How to efficiently store and manipulate sparse binary matrices in Octave?

1.3k Views Asked by At

I'm trying to manipulate sparse binary matrices in GNU Octave, and it's using way more memory than I expect, and relevant sparse-matrix functions don't behave the way I want them to. I see this question about higher-than-expected sparse-matrix storage in MATLAB, which suggests that this matrix should consume even more memory, but helped explain (only) part of this situation.

For a sparse, binary matrix, I can't figure out any way to get Octave to NOT STORE the array of values (they're always implicitly 1, so need not be stored). Can this be done? Octave always seems to consume memory for a values array.

A trimmed-down example demonstrating the situation: create random sparse matrix, turn it into "binary":

mys=spones(sprandn(1024,1024,.03)); nnz(mys), whos mys

Shows the situation. The consumed size is consistent with the storage mechanism outlined in aforementioned SO answer and expanded below, if spones() creates an array of storage-class double and if all indices are 32-bit (i.e.,

TotalStorageSize - rowIndices - columnIndices == NumNonZero*sizeof(double)
-- unnecessarily storing these values (all 1s as doubles) is over half of the total memory consumed by this 3%-sparse object.

After messing with this (for too long) while composing this question, I discovered some partial workarounds, so I'm going to "self-answer" (only) part of the question for continuity (hopefully), but I didn't figure out an adequate answer to main question:

How do I create an efficiently-stored ("no-/implicit-values") binary matrix in Octave?

Additional background on storage format follows...

The Octave docs say the storage format for sparse matrices uses format Compressed Sparse Column (CSC). This seems to imply storing the following arrays (expanding on aforementioned SO answer, with canonical Yale format labels and tweaks for column-major order):

  • values (A), number-of-nonzeros (NNZ) entries of storage-class size;
  • row numbers (IA), NNZ entries of index size (hopefully int64 but maybe int32);
  • start of each column (JA), number-of-columns-plus-1 entries of index size)

In this case, for binary-only storage, I hope there's a way to completely avoid storing array (A), but I can't figure it out.

1

There are 1 best solutions below

0
On

Full disclosure: As noted above, as I was composing this question, I discovered a workaround to reduce memory usage, so I'm "self-answering" part of this here, but it still isn't fully satisfying, so I'm still listening for a better actual answer to storage of a sparse binary matrix without a trivial, bloated, unnecessary values array...

To get a binary-like value out of a number-like value and reduce the memory usage in this case, use "logical" storage, created by logical(X). For example, building from above,

logicalmys = logical(mys);

creates a sparse bool matrix, that takes up less memory (1-byte logical rather than 8-byte double for the values array).
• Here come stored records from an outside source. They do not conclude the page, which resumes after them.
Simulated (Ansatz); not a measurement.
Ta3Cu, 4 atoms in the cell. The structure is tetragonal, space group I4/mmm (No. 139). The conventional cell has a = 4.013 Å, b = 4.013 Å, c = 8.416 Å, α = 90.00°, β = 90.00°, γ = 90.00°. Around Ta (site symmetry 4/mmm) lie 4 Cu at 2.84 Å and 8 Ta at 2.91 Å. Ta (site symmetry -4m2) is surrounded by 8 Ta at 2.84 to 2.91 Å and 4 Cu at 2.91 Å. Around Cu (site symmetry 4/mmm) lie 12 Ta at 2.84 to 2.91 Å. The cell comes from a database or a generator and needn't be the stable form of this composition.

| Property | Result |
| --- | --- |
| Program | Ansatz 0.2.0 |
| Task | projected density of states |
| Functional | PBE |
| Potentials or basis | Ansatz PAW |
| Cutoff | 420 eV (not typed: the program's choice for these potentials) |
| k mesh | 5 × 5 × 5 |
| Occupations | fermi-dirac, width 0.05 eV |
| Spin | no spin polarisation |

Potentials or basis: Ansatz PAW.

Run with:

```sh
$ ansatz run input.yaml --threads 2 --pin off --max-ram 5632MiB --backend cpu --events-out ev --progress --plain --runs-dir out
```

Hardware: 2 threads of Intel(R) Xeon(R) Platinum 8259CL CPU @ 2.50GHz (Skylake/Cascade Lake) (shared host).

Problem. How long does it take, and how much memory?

Adding more information to the whos information using whos_line_format helps illuminate the situation: The default string includes 5 of the 7 properties (see docs for more). I'm using the format string

whos_line_format(" %a:4; %ln:6; %cs:16:6:1; %rb:12; %lc:8; %e:10; %t:20;\n")

to add display of "elements", and "type" (which is distinct from "class").

With that, whos mys logicalmys shows something like

 Attr Name            Size      Bytes Class      Elements                 Type
 ==== ====            ====      ===== =====      ========                 ==== 
      mys          1024x1024   391100 double        32250        sparse matrix
      logicalmys   1024x1024   165350 logical       32250   sparse bool matrix

So this shows a distinction between sparse matrix and sparse bool matrix. However, the total memory consumed by logicalmys is consistent with actually storing an array of NNZ booleans (1-byte) -- That is:

  • totalMemory minus rowIndices minus columnOffsets leaves NNZ bytes left;

in numbers,

  • 165350 - 32250*4 - 1025*4 == 32250.

So we're still storing 32250 elements, all of which are 1. Further, if you set one of the 1-elements to zero, it reduces the reported storage! For a good time, try: pick a nonzero element, e.g., (42,1), then zero it: logicalmys(42,1) = 0; then whos it!

My hope is that this is correct, and that this clarifies some things for those who might be interested. Comments, corrections, or actual answers welcome!